5 min read
Custom Models in Azure Form Recognizer for Domain-Specific Documents
When prebuilt models don’t fit your specific document types, Azure Form Recognizer lets you train custom models. Let’s explore how to create and use custom models for domain-specific document extraction.
Custom Model Types
# Template models - for fixed layout documents
# Neural models - for varying layouts, better generalization
from azure.ai.formrecognizer import DocumentModelAdministrationClient
from azure.core.credentials import AzureKeyCredential
admin_client = DocumentModelAdministrationClient(
endpoint="https://your-resource.cognitiveservices.azure.com/",
credential=AzureKeyCredential("your-key")
)
Preparing Training Data
# Training data structure in Azure Blob Storage:
# /training-data/
# /document1.pdf
# /document1.pdf.labels.json
# /document1.pdf.ocr.json (optional, for pre-labeled)
# /document2.pdf
# /document2.pdf.labels.json
# ...
# Label file format (document1.pdf.labels.json):
LABEL_EXAMPLE = {
"document": "document1.pdf",
"labels": [
{
"label": "CustomerName",
"key": None,
"value": [
{
"page": 1,
"text": "Contoso Ltd",
"boundingBoxes": [[100, 200, 300, 200, 300, 220, 100, 220]]
}
]
},
{
"label": "InvoiceDate",
"key": None,
"value": [
{
"page": 1,
"text": "2023-02-21",
"boundingBoxes": [[400, 200, 500, 200, 500, 220, 400, 220]]
}
]
}
]
}
Training a Custom Model
import time
def train_custom_model(
admin_client,
training_data_url: str,
model_id: str,
description: str = "",
build_mode: str = "template" # or "neural"
) -> str:
"""Train a custom document model."""
# Start training
poller = admin_client.begin_build_document_model(
build_mode=build_mode,
blob_container_url=training_data_url,
model_id=model_id,
description=description
)
print(f"Training model {model_id}...")
# Wait for completion
model = poller.result()
print(f"Model trained successfully!")
print(f" Model ID: {model.model_id}")
print(f" Created: {model.created_on}")
print(f" Doc types: {list(model.doc_types.keys())}")
return model.model_id
# Train template model (fixed layouts)
template_model_id = train_custom_model(
admin_client,
training_data_url="https://storage.blob.core.windows.net/training?sas=...",
model_id="my-invoice-model-v1",
description="Custom invoice model for Contoso",
build_mode="template"
)
# Train neural model (varying layouts)
neural_model_id = train_custom_model(
admin_client,
training_data_url="https://storage.blob.core.windows.net/training?sas=...",
model_id="my-contract-model-v1",
description="Custom contract model with neural extraction",
build_mode="neural"
)
Using Custom Models
from azure.ai.formrecognizer import DocumentAnalysisClient
analysis_client = DocumentAnalysisClient(
endpoint="https://your-resource.cognitiveservices.azure.com/",
credential=AzureKeyCredential("your-key")
)
def analyze_with_custom_model(
file_path: str,
model_id: str
) -> dict:
"""Analyze document with custom model."""

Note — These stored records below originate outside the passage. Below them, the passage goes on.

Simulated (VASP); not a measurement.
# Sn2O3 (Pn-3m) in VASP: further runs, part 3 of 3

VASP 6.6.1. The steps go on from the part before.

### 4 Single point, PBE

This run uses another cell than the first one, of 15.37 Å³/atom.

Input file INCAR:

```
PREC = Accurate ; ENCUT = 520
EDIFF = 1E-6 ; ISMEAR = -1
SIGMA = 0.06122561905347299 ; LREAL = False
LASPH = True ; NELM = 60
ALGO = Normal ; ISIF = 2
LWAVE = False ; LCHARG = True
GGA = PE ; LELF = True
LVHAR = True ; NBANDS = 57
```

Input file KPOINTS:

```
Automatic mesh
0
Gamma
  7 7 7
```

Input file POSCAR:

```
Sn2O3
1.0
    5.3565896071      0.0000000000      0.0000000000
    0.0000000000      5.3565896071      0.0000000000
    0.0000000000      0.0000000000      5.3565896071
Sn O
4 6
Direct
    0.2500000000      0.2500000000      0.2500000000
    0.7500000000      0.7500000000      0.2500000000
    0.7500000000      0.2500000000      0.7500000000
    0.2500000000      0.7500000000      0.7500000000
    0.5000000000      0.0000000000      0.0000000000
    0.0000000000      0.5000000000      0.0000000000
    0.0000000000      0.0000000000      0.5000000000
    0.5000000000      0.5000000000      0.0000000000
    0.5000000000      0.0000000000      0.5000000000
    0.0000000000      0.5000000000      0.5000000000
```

with open(file_path, "rb") as f:
poller = analysis_client.begin_analyze_document(
model_id=model_id,
document=f
)
result = poller.result()
extracted_data = {}
for doc in result.documents:
print(f"Document type: {doc.doc_type}")
print(f"Confidence: {doc.confidence:.2%}")
for field_name, field in doc.fields.items():
extracted_data[field_name] = {
"value": field.value,
"confidence": field.confidence,
"content": field.content
}
print(f" {field_name}: {field.value} ({field.confidence:.2%})")
return extracted_data
# Use the model
data = analyze_with_custom_model("new_invoice.pdf", "my-invoice-model-v1")
Composed Models
Combine multiple models for different document types:
def create_composed_model(
admin_client,
model_ids: list,
composed_model_id: str,
description: str = ""
) -> str:
"""Create a composed model from multiple models."""
poller = admin_client.begin_compose_document_model(
component_model_ids=model_ids,
model_id=composed_model_id,
description=description
)
model = poller.result()
print(f"Composed model created: {model.model_id}")
print(f"Component models: {len(model_ids)}")
return model.model_id
# Compose models for different document types
composed_id = create_composed_model(
admin_client,
model_ids=["invoice-model-v1", "receipt-model-v1", "contract-model-v1"],
composed_model_id="all-documents-v1",
description="Handles invoices, receipts, and contracts"
)
# The composed model automatically routes to the right sub-model
Model Management
class ModelManager:
"""Manage custom document models."""
def __init__(self, admin_client):
self.client = admin_client
def list_models(self) -> list:
"""List all custom models."""
models = self.client.list_document_models()
return [
{
"id": m.model_id,
"description": m.description,
"created": m.created_on
}
for m in models
]
def get_model_info(self, model_id: str) -> dict:
"""Get detailed model information."""
model = self.client.get_document_model(model_id)
return {
"id": model.model_id,
"description": model.description,
"created": model.created_on,
"doc_types": {
name: {
"fields": list(doc_type.field_schema.keys()),
"field_confidence": doc_type.field_confidence
}
for name, doc_type in model.doc_types.items()
}
}
def delete_model(self, model_id: str):
"""Delete a model."""
self.client.delete_document_model(model_id)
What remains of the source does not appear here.